Bitcoin is used to hedge against inflation for various reasons, but this article will focus on the following three:

  • Bitcoin is a Hard-Money Asset
  • Bitcoin is Disinflationary
  • Bitcoin’s Monetary Policy

While each of these is related to some degree, it’s worth analyzing them individually.

Bitcoin is a Hard-Money Asset

Bitcoin is a hard-money asset, meaning that it is difficult to create more of, and therefore its existing value cannot be inflated away by unpredictable new increases in its supply.

People looking to preserve their purchasing power during inflationary periods commonly turn to hard-money assets.

Before bitcoin was an option, they traditionally allocated to precious metals such as gold, silver, and platinum, or real estate, in an attempt to store their existing purchasing power.

These scarce assets have highstock-to-flow ratios, where stock is the asset’s existing supply, and flow is its annual production.

An asset with a high S2F ratio suggests it may be an effective store-of-value.

It’s very easy to create more dollars, and thus it has a low S2F ratio and is not a hard-money asset.

However, increasing the supply of gold requires large-scale mining operations and enormous amounts of energy.

Same with real estate – there’s only so much available land in areas where people want to live, and only so many new houses can be created each year.

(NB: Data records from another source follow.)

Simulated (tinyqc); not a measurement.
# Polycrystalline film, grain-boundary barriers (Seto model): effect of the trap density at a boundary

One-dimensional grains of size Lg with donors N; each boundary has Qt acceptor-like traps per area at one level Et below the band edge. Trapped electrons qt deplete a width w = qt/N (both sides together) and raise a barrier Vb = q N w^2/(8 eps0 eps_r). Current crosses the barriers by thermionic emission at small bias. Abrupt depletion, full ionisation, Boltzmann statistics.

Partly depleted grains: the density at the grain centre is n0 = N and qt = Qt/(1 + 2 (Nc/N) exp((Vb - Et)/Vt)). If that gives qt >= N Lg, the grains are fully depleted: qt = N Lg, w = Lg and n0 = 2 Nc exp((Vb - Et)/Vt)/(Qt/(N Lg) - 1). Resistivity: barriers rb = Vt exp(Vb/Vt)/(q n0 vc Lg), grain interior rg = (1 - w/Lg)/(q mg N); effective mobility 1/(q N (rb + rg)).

Bitcoin shares these scarcity characteristics, but in the digital space. It follows a predetermined issuance schedule regardless of how much energy is exerted to create more.

These supply-side qualities make bitcoin an effective inflation hedge, in theory, if there’s enough demand in the market.

Bitcoin is Disinflationary

Bitcoin is a disinflationaryasset, meaning that its inflation rate decreases over time.

Bitcoin’s supply rate is halved every four years. The current halving era issues 6.25 BTC every 10 minutes; the next will call for 3.125 BTC, then 1.5625, and so on.

It becomes exponentially more scarce with each subsequent halving. The image below charts Bitcoin’s disinflationary monetary policy:

Hedging Inflation with Bitcoin

Bitcoin’s current inflation rate is around 1.88%, compared to double-digit inflation prints from several fiat currencies.

Additionally, bitcoin’s inflation rate is predictable. In 2024-2028, it will have an inflation rate of around 0.90%. Between 2028-2032, it will be approximately 0.45%.

What will the Euro’s inflation look like in 2029? How about even a year from now? We have no idea.

Buying bitcoin is hedging against an inflationary asset with a disinflationary asset.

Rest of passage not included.